Invitation to an Independence Day Celebration
D: American Philosophical Society
Franklin’s celebrated press at Passy has left surprisingly few traces beyond the now-rare imprints which were its products, and even those are sometimes impossible to date. No one knows precisely when the press was established, or from whence Franklin procured the initial printing equipment. We do know that he had met Jean-François Fournier fils in the summer of 1777, and ordered from him fifty pounds of type. Fournier tried to convince the American that he needed a full font, at least fourteen times that amount. Franklin settled on a modest 261 pounds of gros romain or 18-point great primer, roman and italic, which was delivered in October, 1778.7 Why we have no evidence of any printing activity before mid–1779 remains a mystery. This particular blank invitation form for a dinner celebrating the anniversary of American Independence, printed in Fournier’s gros romain, is the sole surviving example of the earliest Passy imprint that can be dated with any certainty.8
The occasion for which Franklin seems to have inaugurated his press was a special one; it was his own formal introduction to the American community as sole minister plenipotentiary. A year earlier, he and John Adams had hosted a similar dinner in Passy on the fourth of July, to which they invited all the Americans in the vicinity of Paris, and a few local French “Gentlemen.” The animosity which Franklin felt toward certain of those Americans, especially Ralph Izard, had reached such a pitch that he refused to invite them; they would not have attended had Adams not insisted upon issuing invitations in his name alone.9 A year later, exuberant in his post, Franklin printed his own invitations, setting his name in capital letters, and sent them to those very Americans remaining in Paris who had worked so hard for his recall. Although none of the issued invitations has survived, a partial guest list can be compiled from the replies now among Franklin’s papers, the first of which is dated June 24.1 The celebration itself, delayed by one day since July 4 fell on a Sunday, will be discussed in volume 30.
[before June 24, 1779]2
Dr. FRANKLIN, presents his Compliments to
and desires the honour
of Company at Dinner, on Monday the 5th of July; in order to celebrate the ANNIVERSARY of the DECLARATION of AMERICAN INDEPENDENCE.
An Answer if you please.
7. See XXIV, 500–1, and XXVII, 618.
8. Luther S. Livingston, Franklin and his Press at Passy (New York, 1914), pp. 78–9.

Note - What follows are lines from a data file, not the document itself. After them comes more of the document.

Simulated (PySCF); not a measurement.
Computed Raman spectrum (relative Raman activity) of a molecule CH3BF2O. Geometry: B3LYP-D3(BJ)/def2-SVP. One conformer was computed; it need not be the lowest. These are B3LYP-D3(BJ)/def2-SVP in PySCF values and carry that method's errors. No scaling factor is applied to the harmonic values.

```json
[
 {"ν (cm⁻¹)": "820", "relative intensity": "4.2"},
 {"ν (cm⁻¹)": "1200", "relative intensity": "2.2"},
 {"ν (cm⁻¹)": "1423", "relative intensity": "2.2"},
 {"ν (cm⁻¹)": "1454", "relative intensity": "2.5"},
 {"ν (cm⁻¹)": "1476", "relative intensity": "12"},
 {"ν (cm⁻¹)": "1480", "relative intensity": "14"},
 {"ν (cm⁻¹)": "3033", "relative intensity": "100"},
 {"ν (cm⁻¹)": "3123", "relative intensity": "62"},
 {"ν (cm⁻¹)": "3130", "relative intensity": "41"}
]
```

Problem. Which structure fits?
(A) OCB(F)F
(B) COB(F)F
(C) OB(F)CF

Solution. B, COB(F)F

9. See Butterfield, John Adams Diary, IV, 143–4. Among the group BF would have omitted JA named only Izard and Dr. Smith (James Smith, for whom see XXVI, 387n, and subsequent volumes), but he implied that there were others. He also listed some of the French invités: Messrs. Chaumont, Brillon, Le Veillard, Grand, Beaudoin (presumably Sartine’s secretary Baudoin), Gérard de Rayneval, and the abbés Chalut and Arnoux. He went on to note the general disapproval with which the court ministers regarded BF’s circle of friends.
1. In chronological order, they are from Edmund Jenings, Ralph and Alice Izard, Arthur Lee, Samuel Petrie, the abbés Chalut and Arnoux, Samuel Wharton (who will bring his son Joseph), Montfort de Prat, Ferdinand Grand, Barbeu-Dubourg, and on July 7, having only just returned to town and found his invitation, Laneuville.
2. The date of the first extant reply.